But Schumacher’s surprise at the eatery’s resemblance to the past is a reminder that much has changed on campus, from the theater department to all of academia, at least in the eyes of those old enough to have noticed it.

In the late ’70s and early ’80s the theater school was producing students that faced less pressure to attend graduate school and were equipped with balanced training in all fields of the trade, from directing, musical theater and lighting to critical theory.

Students now are leaving the school with mountains of debt, declining values of their degrees, and with a transcript more focused on depth than breadth for the purpose of wooing graduate schools. The growing pressures at the university level may actually be leaving students less prepared for the real world than their predecessors.
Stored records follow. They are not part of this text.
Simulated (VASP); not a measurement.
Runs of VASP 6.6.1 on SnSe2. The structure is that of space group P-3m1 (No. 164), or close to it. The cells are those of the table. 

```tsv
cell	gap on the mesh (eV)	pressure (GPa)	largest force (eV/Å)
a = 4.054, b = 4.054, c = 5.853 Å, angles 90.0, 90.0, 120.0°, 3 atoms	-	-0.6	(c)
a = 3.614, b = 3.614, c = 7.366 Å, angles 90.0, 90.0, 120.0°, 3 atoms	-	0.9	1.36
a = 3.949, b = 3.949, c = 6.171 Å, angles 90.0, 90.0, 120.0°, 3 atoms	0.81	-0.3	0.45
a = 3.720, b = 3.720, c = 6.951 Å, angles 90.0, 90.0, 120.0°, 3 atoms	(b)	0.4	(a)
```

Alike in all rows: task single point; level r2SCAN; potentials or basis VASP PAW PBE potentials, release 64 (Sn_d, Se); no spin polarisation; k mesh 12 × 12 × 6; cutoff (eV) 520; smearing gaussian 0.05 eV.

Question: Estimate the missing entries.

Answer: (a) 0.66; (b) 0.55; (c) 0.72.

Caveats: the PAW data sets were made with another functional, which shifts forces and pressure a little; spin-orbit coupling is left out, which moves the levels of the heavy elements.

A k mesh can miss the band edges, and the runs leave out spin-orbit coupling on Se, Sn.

The theater department of yore churned out real movers and shakers: among them Academy Award-winning actor Tim Robbins, voice of Bart Simpson Nancy Cartwright and Thomas Schumacher. Gradual changes in the academic and outside world have had former students, current students and educators struggling with one question: To what extent have they succeeded because of the social and economic climate and their university experiences, and to what extent have they succeeded because, frankly, they were Tim Robbins, Nancy Cartwright and Thomas Schumacher?

“(In our day), student activism and student uprising had led to the end of the Vietnam War, a president resigning, the government restoring itself, the people taking power back,” said Schumacher, who gave the commencement speech at the USC School of Theatre’s graduation ceremony in May. “There was a sense that a fundamental fairness existed. You must want to just jump off a bridge. I mean, really.”

Schumacher’s early years had a storybook beginning – he grew up in San Francisco with the dream of one day running his own theater company and, accordingly, he paid his early dues. He got involved in the theater world in every possible way, he said, participating in every play his community theater group held, volunteering for productions, selling tickets, and taking dance classes.

But if Schumacher’s childhood activities and aspirations seem a bit too picture-perfect, his first year in college wasn’t. After choosing UCLA over UC Berkeley (which was too close to home for his liking), Schumacher moved into Dykstra in the fall of 1976 and faced the traditional struggle of choosing a major.

“Even though my entire life prior to that had been 100 percent about the theater, I thought I should take myself more seriously when I came to school,” he said. “I thought I would become a teacher.”

It didn’t last long. After a year mired in post-adolescent ambivalence and toying with the idea of studying psychology or sociology, Schumacher applied to the theater school and found himself under the tutelage of instructors that would eventually help shape his career. Current Vice Chair Gary Gardner was one.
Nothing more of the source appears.